For Laura Lee, Wherever You Are

When I was about 5 years old, I had a neighbor friend named Laura Lee.  I don't remember her sister's name, but we all played together often.

Laura Lee had a playhouse in the back yard that her dad built.  It wasn't more than a few sheets of plywood barely held together with 2x4s and some 10-penny nails, but it was a palace to us.

One afternoon, we had, for some long-forgotten reason, decided to put bricks on the roof of the playhouse.  Must have seemed like a good idea at the time.  Laura Lee was up top and I was handing the bricks up to her.  One slipped and caught me square on the left temple.  I was rushed a couple of blocks away to Dr. Bonin's office, who put three stitches on the wound.  To this moment, I have that scar and I often rub it and think about Laura Lee.  I don't remember her face, but I can tell you a lot about her up until she was 5 years old.

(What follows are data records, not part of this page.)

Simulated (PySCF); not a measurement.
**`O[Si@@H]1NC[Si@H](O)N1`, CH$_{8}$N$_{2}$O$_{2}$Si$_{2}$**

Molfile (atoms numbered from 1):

One day we were playing out in the street and her mother called her home.  There were two men at the door in Navy uniforms and mother looked upset.  Come to find out, Laura Lee's dad had been killed in action in Vietnam.  He was in the Navy, and I really never knew what happened, but not long after that, Laura Lee and her sister and mother moved away.  I never heard from them again.

My dad owned the house.  In fact, he owned all but one house on the block.  After they moved, I helped him clean out the house and tear down the playhouse in the back.  It was strange going in there.  All I could think of were the times we had played in various rooms, or the nifty scar I had on my temple from loading bricks on the playhouse.  I was terribly conflicted, thinking about the man I barely knew (he had been gone most of the time), a war I vaguely understood, a land I couldn't find on a map if you paid me, and my poor friend Laura Lee who would never see her dad again.  It was an incredible thought for a 5-year-old for whom the world never changed.

After that, I started noticing things.  A stop sign at the end of the block had been spray-painted so that it read, "STOP WAR."  I suddenly noticed Walter Cronkite talking about the men dying in someplace called Vietnam.  Dan Rather was showing me pictures of soldiers running through swamps or diving for cover in rice fields, and other pictures of strange Asian people jabbering in a mystical language with a serious, deep voice speaking English over them.

I heard about other dads in the neighborhood who would never be coming home.  I didn't know them like I knew Laura Lee's dad, but I knew what happened when they died: the families moved away and were never heard from again.

I started paying attention to the heated discussions among the political people my dad was around a lot.  Some were saying we needed to 'increase our presence,' while others were hard-line against it, and wanted to end the war before it 'tore this damn country apart.'  My dad was on the former side, saying if Vietnam fell, it would cause a 'domino effect of commie expansion.'

I thought all commies looked like Asians, because I had little experience with any other kind.  They must have been bad, though, because they killed Laura Lee's dad, and I spent a lot of time under my desk on Friday at noon, with air raid sirens going off.  It was just a drill, but I could only imagine what those Asian commies would do if Vietnam fell.  Just look at Laura Lee's dad.

Eventually, I came to understand that the Vietnam war was a proxy for the US and USSR.  Instead of fighting each other directly, they were using this poor Asian country to hash out their differences.  Even later, I learned that the only reason the US was there was because of a mutual defense treaty with France, who had gotten into the war in the first place.  It wasn't a war about political ideology, it was to protect France's colonial interests in Asia.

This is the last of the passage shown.